Zanzibar is also conservative, and highly contradictory: with its Sufi, Sunni and Bohora Muslims, it’s caught on the cusp of modernity, and the tension between tradition and change plays out in microcosm. One million tourists per year equals the number of citizens on the island. The fusion between Northern tourism and African/Omani culture is not always comfortable. On the beaches European tourists sip cocktails in micro bikinis, cheek by jowl with fishermen returning from 12-hour night shifts. Women in complete burkah (nicknamed ninjas by locals) sport jazzed-up mobile phones which they constantly jab at with swift fingers. The majority of the population lives on less than a dollar a day and works in farming or fishing. Clean water and electricity are still luxuries, not the norm. Work, even in the tourism industry, is hard to come by, as many Zanzibaris lack relevant experience and English-language skills. Women are expected to be sexually and socially demure, yet one of Zanzibar’s most famous daughters is 97-year-old Bi Kidude, a singer and drummer famed for her raucous melodies and suggestive lyrics. There’s a tenet of Islam, and some conservative imams on the island, that associate music with fornication, alcohol and malign Western influences - none of which are welcome. (Pictured above: Forodhani Gardens. Photo by David Murphy.)

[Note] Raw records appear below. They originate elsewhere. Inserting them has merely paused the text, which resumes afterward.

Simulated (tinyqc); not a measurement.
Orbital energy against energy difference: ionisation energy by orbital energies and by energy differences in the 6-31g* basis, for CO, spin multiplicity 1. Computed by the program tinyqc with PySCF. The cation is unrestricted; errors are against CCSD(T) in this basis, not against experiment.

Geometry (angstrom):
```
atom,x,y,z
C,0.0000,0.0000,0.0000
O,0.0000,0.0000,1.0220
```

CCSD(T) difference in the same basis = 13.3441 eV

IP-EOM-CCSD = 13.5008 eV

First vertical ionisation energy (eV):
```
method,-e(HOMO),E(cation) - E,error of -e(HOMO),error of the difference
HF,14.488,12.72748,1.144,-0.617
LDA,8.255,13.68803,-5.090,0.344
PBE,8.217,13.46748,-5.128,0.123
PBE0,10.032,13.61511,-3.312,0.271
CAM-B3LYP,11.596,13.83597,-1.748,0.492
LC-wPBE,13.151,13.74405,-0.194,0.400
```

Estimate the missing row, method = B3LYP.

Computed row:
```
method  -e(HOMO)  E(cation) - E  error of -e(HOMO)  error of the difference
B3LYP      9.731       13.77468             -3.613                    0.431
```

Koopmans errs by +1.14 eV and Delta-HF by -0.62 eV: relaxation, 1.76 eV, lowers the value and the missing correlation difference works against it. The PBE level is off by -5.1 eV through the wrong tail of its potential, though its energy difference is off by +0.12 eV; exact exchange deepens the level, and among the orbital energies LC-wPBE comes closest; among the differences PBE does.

Says Yusuf: “There’s this music called mchiriku; it has a really bad reputation in Tanzania - dreadlocks, alcohol, cannabis; the musicians are thought of as thieves and hooligans… We found this mchiriku band called Jagwa Music, when we first put them on at the festival in 2005 they had about 10 cassettes releases, but they still don’t have any CDs out! The first show they did was really theatrical, guys falling over, becoming zombies, a guy would come with a bicycle pump and pump them to life, they did robot dances and then go into a frenzy. Meantime, the instrumentation was a CASIO keyboard that kids would play on, this would be a constant drone, with sticks beating out a rhythm on a stool. But it was hynoptic, many people loved it. This group were invited to performed at WOMEX (the world music expo) in Gateshead, UK, Roskilde Festival in Denmark and so on. They’ve had a lot of international interest; we’ve put the music in the spotlight, yet Jagwa Music are never played on Tanzanian radio, despite their huge popularity!”
Audiences enjoy the 2011 Busara Festival (click on the images to enlarge)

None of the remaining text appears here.